As you can see, the distributions are pretty similar year-over-year. In the season that just ended, fouls per 100 possessions were right in line with other years (this is the pink line) and more than in 2018, where fouls per 100 possessions were the lowest compared to previous seven years (this is the purple line).

ggplot(game_data, aes(x=Fouls, color=as.factor(Season))) + 
    geom_density() + theme(legend.title = element_blank()) + xlab("Fouls per 100 possessions") +ylab("") + ggtitle('Distribution of Fouls per 100 Possessions')

ggplot(game_data, aes(x=Fouls, color=as.factor(Season))) + 
    stat_ecdf(geom='smooth') + theme(legend.title = element_blank()) + xlab("Fouls per 100 possessions") +ylab("") +
    ggtitle('Cumulative distribution of Fouls per 100 Possessions')

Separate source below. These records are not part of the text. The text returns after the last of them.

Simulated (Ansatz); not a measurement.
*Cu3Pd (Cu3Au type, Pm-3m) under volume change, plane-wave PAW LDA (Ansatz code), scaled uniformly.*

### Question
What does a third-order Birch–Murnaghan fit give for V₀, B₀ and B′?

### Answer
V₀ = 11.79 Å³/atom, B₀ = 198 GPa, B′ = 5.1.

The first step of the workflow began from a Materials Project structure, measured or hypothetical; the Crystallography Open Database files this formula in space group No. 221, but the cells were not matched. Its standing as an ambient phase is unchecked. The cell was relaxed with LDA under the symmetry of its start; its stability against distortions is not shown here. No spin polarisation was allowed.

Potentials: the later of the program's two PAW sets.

Some teams get called for more fouls…

Looking across all years, there are certain teams that have more fouls called per 100 possessions than others. From 2013 to 2019, there was a differential of about 4 fouls called per 100 possessions between the most penalized team, the NBA Champion Toronto Raptors (23.2 fouls per 100 possessions) and the least penalized team, the San Antonio Spurs (19.0 fouls per 100 possessions). Other notable teams near the top are the Memphis Grizzlies (23.0), Phoenix Suns (22.8) and Oklahoma City Thunder (22.7). And some big names at the bottom in addition to the Spurs are the Charlotte Hornets (19.4), Minnesota Timberwolves (20.3) and the Atlanta Hawks (20.4).

fpt <- foulsByTeam  %>% mutate(Team=as.character(Team))  %>% mutate(Team = ifelse(Team=="NOH","NOP", ifelse(Team=="CHA", "CHO", Team))) %>% group_by(Team) %>% summarise(FoulsPer100Pos = mean(Fouls)) %>% arrange(desc(FoulsPer100Pos))
  
  ## Above I combined the Charlotte Hornets and Charlotte Bobcats into one team abbreviation and the New Orleans Hornets and New Orleans Pelicans into another. 
  
  kable(fpt)
Team FoulsPer100Pos
TOR 23.19220
MEM 22.98415
PHO 22.78055
OKC 22.65043
LAC 22.53629
NYK 22.49705
BOS 22.14371
PHI 22.10638
UTA 22.03290
HOU 21.95324
WAS 21.94419
GSW 21.74085
DEN 21.70252
MIL 21.68955
SAC 21.63830
MIA 21.63177
IND 21.59965
DAL 21.27908
BRK 21.18571
POR 21.12683
LAL 21.01824
NOP 21.01345
ORL 20.94263
CLE 20.83862
DET 20.70564
CHI 20.49397
ATL 20.39566
MIN 20.27035
CHO 19.35301
SAS 19.08410

This is an interesting result. I didn’t expect to see such a wide spread after adjusting for pace. I’m going to look more at the top penalized team and the bottom penalized team.

The NBA Champion Toronto Raptors don’t have the same statistical distrbution of fouls called

Warning: I’m a Raptors fan, but I’m going to hopefully let the statistics do the talking…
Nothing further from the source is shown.